Improving importance estimation in covariate shift for providing accurate prediction error

In traditional Machine Learning, the algorithms predictions are based on the assumption that the data follows the same distribution in both the training and the test datasets. However, in real world data this condition does not hold and, for instance, the distribution of the covariates changes whereas the conditional distribution of the targets remains unchanged. This situation is called covariate shift problem where standard error estimation may be no longer accurate. In this context, the importance is a measure commonly used to alleviate the influence of covariate shift on error estimations. The main drawback is that it is not easy to compute. The Kullback-Leibler Importance Estimation Procedure (KLIEP) is capable of estimating importance in a promising way. Despite its good performance, it fails to ignore target information, since it only includes the covariates information for computing the importance. In this direction, this paper explores the potential performance improvement if target information is considered in the computation of the importance. Then, a redefinition of the importance arises in order to be generalized in this way. Besides the potential improvement in performance, including target information make possible the application to a real application about plankton classification that motivates this research and characterized by its great dimensionality, since considering targets rather than covariates reduces the computation and the noise in the covariates. The impact of taking target information is also explored when Logistic Regression (LR), Kernel Mean Matching (KMM), Ensemble Kernel Mean Matching (EKMM) and the naive predecessor of KLIEP called Kernel Density Estimation (KDE) methods estimate the importance. The experimental results lead to a more accurate error estimation using target information, especially in case of the more promising method KLIEP.

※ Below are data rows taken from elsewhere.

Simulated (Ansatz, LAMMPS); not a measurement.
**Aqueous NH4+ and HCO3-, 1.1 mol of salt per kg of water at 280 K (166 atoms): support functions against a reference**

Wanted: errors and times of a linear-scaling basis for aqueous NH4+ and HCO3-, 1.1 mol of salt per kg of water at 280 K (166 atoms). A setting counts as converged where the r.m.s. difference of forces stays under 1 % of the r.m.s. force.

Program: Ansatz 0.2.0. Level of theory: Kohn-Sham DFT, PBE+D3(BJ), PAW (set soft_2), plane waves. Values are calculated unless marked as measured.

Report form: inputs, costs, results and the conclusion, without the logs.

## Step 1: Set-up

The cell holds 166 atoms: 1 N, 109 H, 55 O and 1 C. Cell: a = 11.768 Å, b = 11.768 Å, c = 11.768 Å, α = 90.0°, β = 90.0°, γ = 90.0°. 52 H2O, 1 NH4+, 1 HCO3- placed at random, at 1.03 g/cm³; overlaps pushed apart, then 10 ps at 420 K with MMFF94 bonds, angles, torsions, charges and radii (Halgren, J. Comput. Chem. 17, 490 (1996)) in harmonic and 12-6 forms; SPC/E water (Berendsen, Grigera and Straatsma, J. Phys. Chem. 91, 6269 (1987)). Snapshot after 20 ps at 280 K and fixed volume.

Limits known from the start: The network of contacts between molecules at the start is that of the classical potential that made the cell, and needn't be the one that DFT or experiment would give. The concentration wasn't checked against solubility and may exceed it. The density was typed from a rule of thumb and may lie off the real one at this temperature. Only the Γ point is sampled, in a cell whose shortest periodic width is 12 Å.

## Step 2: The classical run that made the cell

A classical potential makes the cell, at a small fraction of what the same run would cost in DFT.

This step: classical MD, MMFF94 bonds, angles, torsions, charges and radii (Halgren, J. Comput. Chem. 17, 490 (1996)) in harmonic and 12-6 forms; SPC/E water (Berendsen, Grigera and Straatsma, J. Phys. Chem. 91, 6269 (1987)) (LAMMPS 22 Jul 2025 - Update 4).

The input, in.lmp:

翻译：在传统机器学习中，算法的预测基于训练数据集和测试数据集遵循相同分布的假设。然而，现实世界数据中这一条件往往不成立，例如协变量的分布发生变化，而目标变量的条件分布保持不变。这种情况被称为协变量偏移问题，此时标准误差估计可能不再准确。在此背景下，重要性是一种常用于减轻协变量偏移对误差估计影响的度量。其主要缺点是不易计算。Kullback-Leibler重要性估计程序（KLIEP）能够以有前景的方式估计重要性。尽管其性能良好，但该方法在计算重要性时仅包含协变量信息，未能利用目标信息。为此，本文探讨了在重要性计算中纳入目标信息后潜在的性能改进。进而，我们对重要性进行了重新定义，以使其在这种广义形式下适用。除了性能提升的可能性外，纳入目标信息还使得该方法可应用于本文所启发的浮游生物分类实际应用，该应用以其高维性为特征，因为考虑目标而非协变量可减少计算量和协变量中的噪声。本文还探究了在逻辑回归（LR）、核均值匹配（KMM）、集成核均值匹配（EKMM）以及KLIEP的前身——核密度估计（KDE）方法估计重要性时，引入目标信息的影响。实验结果表明，使用目标信息能够实现更准确的误差估计，尤其是在性能更优的KLIEP方法中。